The COOTS (Conservation of Our Threatened Species) group should feel very pleased with their efforts over the years when they look over the reserve at Pine Point.
The Acacia rhetinocarpa that they've focussed on are in full bloom and look very healthy.
When you look closely at the blooms you can see they are lovely big globules of yellow made all the more startling because the plant has small leaves.
A.rhetinocarpa is an endangered plant endemic to SA so it needs our TLC in many settings. It's good to know that other people are also growing the shrub across Yorke Peninsula which helps with its conservation.
Several plants that are rare and more difficult to propagate were flowering including Olearia pannosa and Kennedia prostrata.
A few of these plants are growing in reserves and roadside corridors but haven't worked their way into this bigger reserve so it's good the COOTS people have propagated and planted them.
Our Aust Plants Society NYP group's logo, the Pittosporum angustifolia (native apricot) has worked it's way from the roadside onto the site.
Can you find one of the locals that was scuttling along near the native apricot?
I've recently discovered if you click on the photo it will enlarge, and enable you to look at all the pics. You may see it better that way.

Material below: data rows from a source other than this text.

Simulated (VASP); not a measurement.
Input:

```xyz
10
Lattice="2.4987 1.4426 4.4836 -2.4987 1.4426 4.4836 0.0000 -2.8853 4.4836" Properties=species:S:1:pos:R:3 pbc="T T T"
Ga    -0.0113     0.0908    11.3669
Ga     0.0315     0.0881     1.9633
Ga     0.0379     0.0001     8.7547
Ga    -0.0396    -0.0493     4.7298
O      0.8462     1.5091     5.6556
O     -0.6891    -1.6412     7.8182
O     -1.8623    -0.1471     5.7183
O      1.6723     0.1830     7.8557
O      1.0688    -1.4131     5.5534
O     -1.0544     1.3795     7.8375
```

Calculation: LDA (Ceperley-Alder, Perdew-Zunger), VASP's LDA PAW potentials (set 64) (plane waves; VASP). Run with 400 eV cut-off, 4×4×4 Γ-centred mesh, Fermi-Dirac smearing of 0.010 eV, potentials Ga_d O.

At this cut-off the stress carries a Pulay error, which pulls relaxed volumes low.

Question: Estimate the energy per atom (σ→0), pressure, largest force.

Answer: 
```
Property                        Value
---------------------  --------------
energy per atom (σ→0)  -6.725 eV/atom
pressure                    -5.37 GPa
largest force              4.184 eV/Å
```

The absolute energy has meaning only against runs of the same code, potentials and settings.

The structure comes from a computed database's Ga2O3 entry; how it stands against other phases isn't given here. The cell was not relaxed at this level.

The real show stopper in September was the Lasiopetalum genus. I think I saw three species flowering magnificently and within a few metres of each other. I've never seen them this healthy looking or this prolific.
Here is the challenge for the COOTS group, and all of us really - to turn the wild oats and onion weed community in the especially rocky section at the top of the site into something like it was prior to white settlement.